Downtime for System Admin updates to a High Availability (HA) cluster

Boy, I wish everyone would weigh in with these kinds of things to watch out for on this thread - maybe even a Wiki article listing the ways you can commit cluster Hari-Kari!

I really like having it as an option for the paranoid, but I wish the maintenance were a little less fraught - I have complete spare machines for all my installed units and dead-2-working for any customer is no more than the drive time to get there with a replacement but some places have to have this as a line-item to check off.

I have no fear of working on my stand-alone boxes - there is nothing I haven’t seen and can’t fix, but the cluster is a whole different beast.

Keep posting and I will too!

We actually have two cluster environments (2 servers each) and upgraded them both from 6.12.65 to 10.13.66. The first upgrade on two servers initially seemed to have gone well (we had to kill that process during the upgrade due to a pacemaker bug, but that was expected), but the upgrade on one of the other machines went south. First server was good, but on the other one we had kernel panic, later unwanted node reboots on cluster fail over, etc., but we eventually ended up fixing most of it.

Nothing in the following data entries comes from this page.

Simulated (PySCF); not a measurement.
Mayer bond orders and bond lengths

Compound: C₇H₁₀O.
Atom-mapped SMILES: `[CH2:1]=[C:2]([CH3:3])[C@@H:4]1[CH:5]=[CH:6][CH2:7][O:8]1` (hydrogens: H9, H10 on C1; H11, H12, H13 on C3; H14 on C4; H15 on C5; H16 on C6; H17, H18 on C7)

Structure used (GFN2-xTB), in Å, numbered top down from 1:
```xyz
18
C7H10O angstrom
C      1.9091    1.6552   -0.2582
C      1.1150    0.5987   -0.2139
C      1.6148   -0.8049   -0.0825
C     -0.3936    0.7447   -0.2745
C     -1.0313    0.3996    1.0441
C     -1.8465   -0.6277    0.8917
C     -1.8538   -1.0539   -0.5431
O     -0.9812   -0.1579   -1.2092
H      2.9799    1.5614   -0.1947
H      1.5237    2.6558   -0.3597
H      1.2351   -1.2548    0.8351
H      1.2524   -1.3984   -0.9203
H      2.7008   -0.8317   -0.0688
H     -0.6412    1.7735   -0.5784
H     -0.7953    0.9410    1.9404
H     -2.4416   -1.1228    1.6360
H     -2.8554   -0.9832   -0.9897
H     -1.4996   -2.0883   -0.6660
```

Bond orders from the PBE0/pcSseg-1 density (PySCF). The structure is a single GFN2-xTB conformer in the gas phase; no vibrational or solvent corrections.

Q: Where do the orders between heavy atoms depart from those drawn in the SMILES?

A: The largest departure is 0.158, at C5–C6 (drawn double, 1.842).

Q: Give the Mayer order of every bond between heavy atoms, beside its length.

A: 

However, since the upgrade, even on those machines where it seemed to have gone well, I feel that HA is now broken and prone to problems. Not very badly broken, but enough for it to be annoying.

Now sysadmin distro upgrades often fail unpredictably and cause unwanted cluster fail overs, requiring manual intervention to bring the cluster back up.

Another problem now is, that on cluster fail overs (not always), some services like Asterisk and httpd won’t start automatically, I get errors, which I have to clear first from command line, and then things will start.

In short, these upgrades messed things up for us a bit, but we are hopeful we can sort it out.